“Hopefully” is a good word; you never know.
This is a very serious issue. I want to go straight to the key thing, to something that public accounts members, in my humble opinion, should be asking themselves. Exactly what the heck are you going to do in the next Parliament? Right now, under the current funding plan, when we get a chapter like this, it's part of a report. Within that report, which is done twice a year, we have anywhere from eight to 13 chapters. Today was one. This committee has been very efficient and effective at hearings. I've been in other parliaments where we didn't do a fraction of the work, and that was deliberate. It was deliberate by the government members of the day to slow down the work of this committee and prevent accountability.
Right now, as I read the plans, the Auditor General has one planned performance audit for the fall 2019 report—one—and in 2020 there are three. Meanwhile, one of the areas the Auditor General wanted to look at was protecting Canada's north. Now that won't happen. Every single member of Parliament who represents a northern riding should be going out of their minds that there will be no accountability on the service government provides to their constituents. It won't happen. As important as that is, guess what other area will not be looked at next year: cybersecurity.
Now, Mr. Arya and others were kind enough to mention my longevity on this committee. One of the benefits of that is that I was here the last time we got the report on cybersecurity. It scared the living heck out of me and out of everybody who read it. The government responded and said, we get it and we're going to get on top of this thing. The report showed us that we were one of the most vulnerable in the G7. It was really, really worrisome. I know that my memory is not the best, but this goes back at least eight or 10 years, so it's been a decade hence.

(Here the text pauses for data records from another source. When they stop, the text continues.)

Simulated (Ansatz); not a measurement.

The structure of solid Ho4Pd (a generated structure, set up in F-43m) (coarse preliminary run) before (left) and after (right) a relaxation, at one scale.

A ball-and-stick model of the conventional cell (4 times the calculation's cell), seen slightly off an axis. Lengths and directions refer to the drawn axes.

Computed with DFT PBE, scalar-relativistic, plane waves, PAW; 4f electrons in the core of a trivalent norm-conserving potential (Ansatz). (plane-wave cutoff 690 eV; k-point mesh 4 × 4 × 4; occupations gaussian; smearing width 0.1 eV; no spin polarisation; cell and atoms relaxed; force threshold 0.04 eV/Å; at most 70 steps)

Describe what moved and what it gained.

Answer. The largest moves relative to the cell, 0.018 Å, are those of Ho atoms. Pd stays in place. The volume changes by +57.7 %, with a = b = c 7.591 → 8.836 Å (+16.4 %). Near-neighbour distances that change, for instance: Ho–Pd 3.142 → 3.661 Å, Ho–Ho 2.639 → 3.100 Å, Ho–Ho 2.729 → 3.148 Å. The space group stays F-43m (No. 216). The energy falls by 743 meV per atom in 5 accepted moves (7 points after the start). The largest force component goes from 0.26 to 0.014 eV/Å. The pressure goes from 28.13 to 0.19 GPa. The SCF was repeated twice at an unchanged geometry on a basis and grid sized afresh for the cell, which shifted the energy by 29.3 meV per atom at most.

We were in a bad place then, so after a decade, in an area as important as cybersecurity, where we had a failing report from the Auditor General, does it not make common sense, does it not seem prudent, that the Auditor General would go back in to see how they're doing and how we fare in the current climate? I think that makes sense. That's exactly what we want an Auditor General to do. We want them to keep an eye on these things and say it's time to go back in there and look at it. That's not going to happen.
It begs the question.... I heard my colleague Madam Mendès, whom I respect enormously, defending the government. I have to tell you, though, that in the absence of some kind of austerity program, which is what happened the last time the Auditor General's budget was reduced, I think in 2011, the government said....
I'm losing my train of thought here. What happened in 2011? Remind me; where am I?